The bill would require unions and labour organizations to publicly disclose the details of their spending, including how much they spend on political activities.

Allowing the government to shut down debate on private member’s bills like C-377 would violate the basic principles of how the Senate operates, Housakos said in his ruling Friday.

He cited one of his predecessors, Noel Kinsella, who ruled two years ago that the government couldn’t shut down debate on a motion to suspend senators Mike Duffy, Patrick Brazeau and Pamela Wallin.

Allowing such an act would be an overreach of the governing side’s power and would have a “profound effect” on the Senate’s operations, Kinsella said at the time.

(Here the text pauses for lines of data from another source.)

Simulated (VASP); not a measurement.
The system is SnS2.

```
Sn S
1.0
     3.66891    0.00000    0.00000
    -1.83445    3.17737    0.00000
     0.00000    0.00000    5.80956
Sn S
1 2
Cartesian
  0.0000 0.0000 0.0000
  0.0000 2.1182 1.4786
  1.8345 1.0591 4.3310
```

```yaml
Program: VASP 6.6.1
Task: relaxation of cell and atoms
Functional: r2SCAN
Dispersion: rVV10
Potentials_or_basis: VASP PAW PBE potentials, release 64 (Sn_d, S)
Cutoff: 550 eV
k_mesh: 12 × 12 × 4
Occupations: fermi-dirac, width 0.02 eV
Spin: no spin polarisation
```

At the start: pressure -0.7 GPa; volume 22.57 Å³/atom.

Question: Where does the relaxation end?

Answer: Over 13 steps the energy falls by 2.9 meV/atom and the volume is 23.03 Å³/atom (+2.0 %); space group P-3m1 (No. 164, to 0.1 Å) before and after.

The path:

Seconds after Housakos delivered his ruling, Carignan announced he wanted to appeal to the Senate as a whole, which can overrule a Speaker’s decision. Carignan won by a vote of 32-17.

Housakos and Sen. Diane Bellemare were the only Conservatives to vote in favour of the ruling, with Bellemare receiving a round of applause from Liberals when she cast her vote.

Five more Conservatives abstained from Friday’s vote: Raynell Andreychuk, deputy Speaker Nicole Eaton, John Wallace, Linda Frum and Vern White.

The Opposition Liberals had worried the Conservatives would use their majority in the Senate to force a final vote on C-377 and pass it despite opposition, including from seven provinces who feel the bill is unconstitutional.

“When they can’t win according to the rules, they change the rules,” said Senate Liberal leader James Cowan.

“What we’re doing is allowing the government to do indirectly what it cannot do directly.”

The Liberals in the Senate had planned to filibuster the bill deep into the summer to prevent a final vote.

Conservative Sen. Don Plett told the Liberals it was “simply undemocratic” to hold up a bill “through procedural tricks simply because you disagree with the bill,” a comment that caused an uproar on the Liberal benches.

Housakos urged his colleagues to stay calm.

“Let’s get a grip here and let’s remain civilized,” he pleaded. “Let’s keep the decorum at a high level.”

It was exactly two years ago Friday that the Senate gutted C-377 at third reading.

The amended bill returned to the House of Commons, but MPs never had a chance to review the changes: The government prorogued Parliament, which sent the bill back to first reading in the Senate.